Stine and Steiner argue in their conference paper for the Annual Meeting of the International Communication Association that women are more put-off by Wikipedia's editing culture and editor community than men, discouraged by a lack of positive feedback, intimidated by the Wikipedia interface, and/or lacked the free time or expertise to contribute (or both). They base these arguments on their findings of 53 e-mail interviews with Wikipedia editors and contributors, which is, they admit, a small and unrepresentative sample size. Indeed, their editor sample size consisted of eight women and twelve men, which underscores the limited legitimacy of these research findings as accurate portrayals of the experiences of women editors as a whole. Furthermore, they approached their potential editor respondents through three mailing lists for technology-related researchers, which has lead to a substantial skew towards respondents employed and/or heavily involved in educational or academic environments, meaning that the majority of respondents were most likely highly educated, technologically-literate and had consistent access to a computer and the Internet—the typical demographic make-up of the majority of Wikipedia editors (UNU, 2011). It is therefore difficult to determine whether these research findings would be consistent with those experiences of women belonging to the minority sub-populations of Wikipedia.
Using an empirical study of 113,848 Wikipedia Users, Lam et al. found that there is a distinct male-skewed gender imbalance on English Wikipedia. Statistically speaking, women editors edit less, are more liable to leave Wikipedia, more likely to have their first seven edits reverted/deleted, more likely to have their edits reversed for vandalization and are significantly more likely to be blocked indefinitely. As the authors themselves point out, the study is limited to those Wikipedians who explicitly identify as either male or female, which requires the assumption that these Users are honest in reporting their gender. Further, in order for these findings to be representative, one must assume that editors who choose to display their gender behave in similar ways to those that choose not to display their gender. Again, it is difficult to comment on the representativeness of these findings, particularly for women in the Indian context, so it will be interesting to see whether or not these findings are qualitatively reproduced in my research.

Non-academic Research


The purpose of this research is to explore the real and perceived barriers that both female editors and non-editors face to contributing to Wikipedia in order to determine whether these obstacles and challenges are contextually situated in the experiences and lived realities of women in India.


1 For example, see this study by Mark Aguiar and Erik Hurst available here: http://qje.oxfordjournals.org/content/122/3/969.short, as well as this article on The Economist which presents the results of an OECD study on the topic of leisure time in 18 countries: http://www.economist.com/node/13717514?story_id=13717514

Objectives and Research Questions


1. Generate a better understanding of the demographic composition of the editing community in India
   Research questions: What are the gender, linguistic/ethic, age, frequency of editing, educational variation, employment status, marital and familial distributions in the editing community in India? Is this population characterized by predominately one group of people, or is there an equally diverse range of groups involved in editing? Whose contributions/voices are being included in the editing community? Whose contributions/voices are missing? Why?

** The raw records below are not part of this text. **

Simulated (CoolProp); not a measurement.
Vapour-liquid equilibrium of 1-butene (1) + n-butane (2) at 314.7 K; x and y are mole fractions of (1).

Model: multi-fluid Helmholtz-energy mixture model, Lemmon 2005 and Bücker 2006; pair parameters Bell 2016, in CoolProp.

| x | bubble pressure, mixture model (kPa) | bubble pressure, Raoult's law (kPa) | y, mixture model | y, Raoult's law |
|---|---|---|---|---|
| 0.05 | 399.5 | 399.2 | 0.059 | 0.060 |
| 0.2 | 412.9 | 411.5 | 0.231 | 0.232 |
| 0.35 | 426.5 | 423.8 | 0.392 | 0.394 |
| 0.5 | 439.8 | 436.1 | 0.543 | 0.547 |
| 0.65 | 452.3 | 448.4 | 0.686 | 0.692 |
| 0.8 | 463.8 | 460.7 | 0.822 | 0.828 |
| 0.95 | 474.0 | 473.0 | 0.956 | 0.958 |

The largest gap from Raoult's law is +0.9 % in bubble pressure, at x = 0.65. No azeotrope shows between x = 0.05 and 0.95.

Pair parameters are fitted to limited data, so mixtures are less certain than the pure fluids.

2. Investigate the barriers and challenges that Indian women face to their participation in the editing of Wikipedia
   i) Explore how women that are currently editors experience obstacles and challenges to their participation in contributing to Wikipedia
      Research questions: What does this population perceive as barriers and challenges to their participation? What are the causes of these barriers and challenges? How do these barriers and challenges change over time? Which challenges and barriers do they perceive to be the most hindering to women's participation in editing? What do they feel would be the obstacles that an average Indian women would face to her participation in contributing to Wikipedia, and how do these barriers differ from the ones currently faced by women already participating in the editing of Wikipedia?
   ii) Explore how women that are currently non-editors perceive and experience barriers to their participation in editing Wikipedia
      Research questions: Do editors and non-editors experience or perceive different barriers and challenges? How has any prior experience with Wikipedia shaped these women's perception of the barriers and challenges that they face to their participation in Wikipedia? How do perceived but unexperienced barriers to their participation affect women's choice or ability to contribute to Wikipedia? What do they feel would be the obstacles that an average Indian women would face to her participation in contributing to Wikipedia?

3. Investigate the contextual nature of the barriers and challenges that Indian women face to their participation
   Research questions: Do women from different geographic, linguistic, ethnic and class groups experience or perceive different barriers and challenges to their participation, or do they experience or perceive similar barriers and challenges? If so, do they experience these same barriers and challenges differently? How are these barriers and challenges defined/created by their contexts? How do these barriers and challenges compare to those faced by women in other societies (for example, the Western World)?

4. Generate research outputs that can be used to render current and future projects aimed at developing the Indian Wikipedia Editor community more effective, particularly those initiatives designed to address the gender gap and attract and retain female editors

Context

[Not complete yet]

Study Areas


 This research will take place throughout India, though I will be carrying out much of my research while being based out of Bangalore, India. I have chosen to be based here during the research because the current India Chapter of the Wikimedia Foundation is based here, and their physical presence allows me better access to their resources as well as their activities and events. My interactions and co-operation with the Chapter will help to provide legitimacy to my attempts to engage the editing community, as well as strengthen my ability to gain access to the various Indic-language editing communities.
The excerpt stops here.